The short answer to this is that Luke isn't a slave. Although Owen has been brow-beating his nephew on an almost continual basis (to the point that he's withdrawn his application to the Imperial Academy), the simple fact is that he's old enough to make his own decisions and they certainly can't stop him if he wants to just get up and leave.
As we see in the film's official novelisation, Luke has a gentleman's agreement with Uncle Owen to remain for one more season. Evidently this isn't the first time that he's succumbed to their persuasion:
“You know,” Luke replied distantly, “I think these ’droids are going
to work out fine. In fact, I—” He hesitated, shooting his uncle a
surreptitious glare. “I was thinking about our agreement about me
staying on for another season.”
His uncle failed to react, so Luke
rushed on before his nerve failed. “If these new ’droids do work out,
I want to transmit my application
to enter the Academy for next year.” Owen scowled, trying to hide his
displeasure with food. “You mean, you want to transmit the application
next year—after the harvest."
“I need you here, Luke. You understand that, don’t you?” “It’s another
year,” his nephew objected sullenly. “Another year.” How many times
had he heard that before? How many times had they repeated this
identical charade with the same result?
As to why Beru would be more amenable to the idea, it boils down to three factors;
- His friends have already left for the Academy:
“Owen, you can’t keep him here forever. Most of his friends are gone,
the people he grew up with. The Academy means so much to him.”

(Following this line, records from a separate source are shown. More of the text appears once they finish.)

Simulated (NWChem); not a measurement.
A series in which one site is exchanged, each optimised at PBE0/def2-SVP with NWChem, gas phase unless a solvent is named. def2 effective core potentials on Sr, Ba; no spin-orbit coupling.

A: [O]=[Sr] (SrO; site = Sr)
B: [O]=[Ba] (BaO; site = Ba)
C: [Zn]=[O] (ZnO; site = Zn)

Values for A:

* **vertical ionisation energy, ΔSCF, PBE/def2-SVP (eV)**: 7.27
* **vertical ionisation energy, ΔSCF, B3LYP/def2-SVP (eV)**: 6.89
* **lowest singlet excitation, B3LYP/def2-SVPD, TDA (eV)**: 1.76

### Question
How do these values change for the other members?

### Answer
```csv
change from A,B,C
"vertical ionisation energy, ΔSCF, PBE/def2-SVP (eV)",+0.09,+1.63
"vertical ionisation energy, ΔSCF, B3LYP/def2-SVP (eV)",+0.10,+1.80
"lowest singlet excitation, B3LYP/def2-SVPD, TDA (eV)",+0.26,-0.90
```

- He's clearly unhappy at home:
“He never will be, no matter how hard you try to make him one.” She
shook her head slowly. “He’s got too much of his father in him.”
- There's no evidence that entering the Academy would be a threat
Note that they didn't even bother to change his name, nor is there any special evidence that the Empire is actively seeking him. Owen seems to think that all of that Jedi nonsense is behind them now.